KE likely to be eyeball to eyeball with PD
ISLAMABAD: The top management of K-Electric (KE) is likely to come eyeball to eyeball with the top brass of Power Division at a meeting of the Economic Coordination Committee (ECC) of the Cabinet Wednesday (today) due to their disagreement on the new draft Power Purchase Agreement Agency (PPAA), well-informed sources told Business Recorder.

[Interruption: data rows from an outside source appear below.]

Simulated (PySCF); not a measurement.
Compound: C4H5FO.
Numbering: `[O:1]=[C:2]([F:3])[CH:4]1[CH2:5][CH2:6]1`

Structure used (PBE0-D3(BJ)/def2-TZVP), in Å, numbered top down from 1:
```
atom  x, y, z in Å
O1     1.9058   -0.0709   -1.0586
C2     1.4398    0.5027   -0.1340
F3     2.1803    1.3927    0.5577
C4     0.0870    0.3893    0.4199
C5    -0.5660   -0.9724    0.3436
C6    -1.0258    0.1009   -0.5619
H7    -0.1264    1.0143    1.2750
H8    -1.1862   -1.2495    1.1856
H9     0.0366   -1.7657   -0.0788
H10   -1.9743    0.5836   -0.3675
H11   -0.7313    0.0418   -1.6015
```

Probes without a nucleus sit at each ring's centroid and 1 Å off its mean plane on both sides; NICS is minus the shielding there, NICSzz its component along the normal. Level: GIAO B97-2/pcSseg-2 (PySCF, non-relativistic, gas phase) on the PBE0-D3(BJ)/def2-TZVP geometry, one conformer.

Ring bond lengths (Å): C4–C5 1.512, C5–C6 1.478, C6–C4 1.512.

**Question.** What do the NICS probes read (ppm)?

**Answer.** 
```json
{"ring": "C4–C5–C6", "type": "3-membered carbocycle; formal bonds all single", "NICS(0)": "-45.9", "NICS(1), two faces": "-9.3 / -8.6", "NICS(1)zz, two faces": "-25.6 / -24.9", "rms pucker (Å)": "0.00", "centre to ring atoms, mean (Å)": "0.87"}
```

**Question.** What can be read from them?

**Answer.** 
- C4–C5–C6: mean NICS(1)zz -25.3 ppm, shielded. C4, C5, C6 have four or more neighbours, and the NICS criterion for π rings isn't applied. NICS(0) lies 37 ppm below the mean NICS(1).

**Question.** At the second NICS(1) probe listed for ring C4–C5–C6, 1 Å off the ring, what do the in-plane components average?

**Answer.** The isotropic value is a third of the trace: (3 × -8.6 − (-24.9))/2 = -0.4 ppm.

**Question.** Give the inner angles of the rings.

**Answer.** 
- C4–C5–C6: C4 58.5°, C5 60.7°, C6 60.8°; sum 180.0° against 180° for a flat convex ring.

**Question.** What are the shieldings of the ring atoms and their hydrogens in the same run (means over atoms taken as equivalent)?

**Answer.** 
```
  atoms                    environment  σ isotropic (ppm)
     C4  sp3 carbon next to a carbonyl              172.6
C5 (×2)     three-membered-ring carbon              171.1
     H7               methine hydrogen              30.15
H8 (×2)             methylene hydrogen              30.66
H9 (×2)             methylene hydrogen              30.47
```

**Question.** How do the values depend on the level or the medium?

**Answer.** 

Sharing details, the sources said Cabinet Committee on Energy (CCoE) approved additional supply of 1300MW from the national grid to KE on June 19, 2020. The CCoE on August 27, 2020 further reviewed different aspects of additional supply of 1300MW to K-Electric and took the following decisions: (i) KE, Central Power Purchase Agency (CPPA) and National Transmission & Dispatch Company (NTDC) will initial the tripartite Power Purchase Agreement (PPA) for additional power supply of 350 to 450MW within one week while keeping the financial settlement clauses in square brackets in CPPA-Gs proposed-language; and (ii) Finance Division and Power Division to expedite action for finalization of clauses related to financial settlement and submission to the ECC.
Multiple meetings were held between KE and CPPA to finalize tripartite PPA for additional supply to the former. The disagreement on various clauses of the proposed PPA, however, could not be resolved.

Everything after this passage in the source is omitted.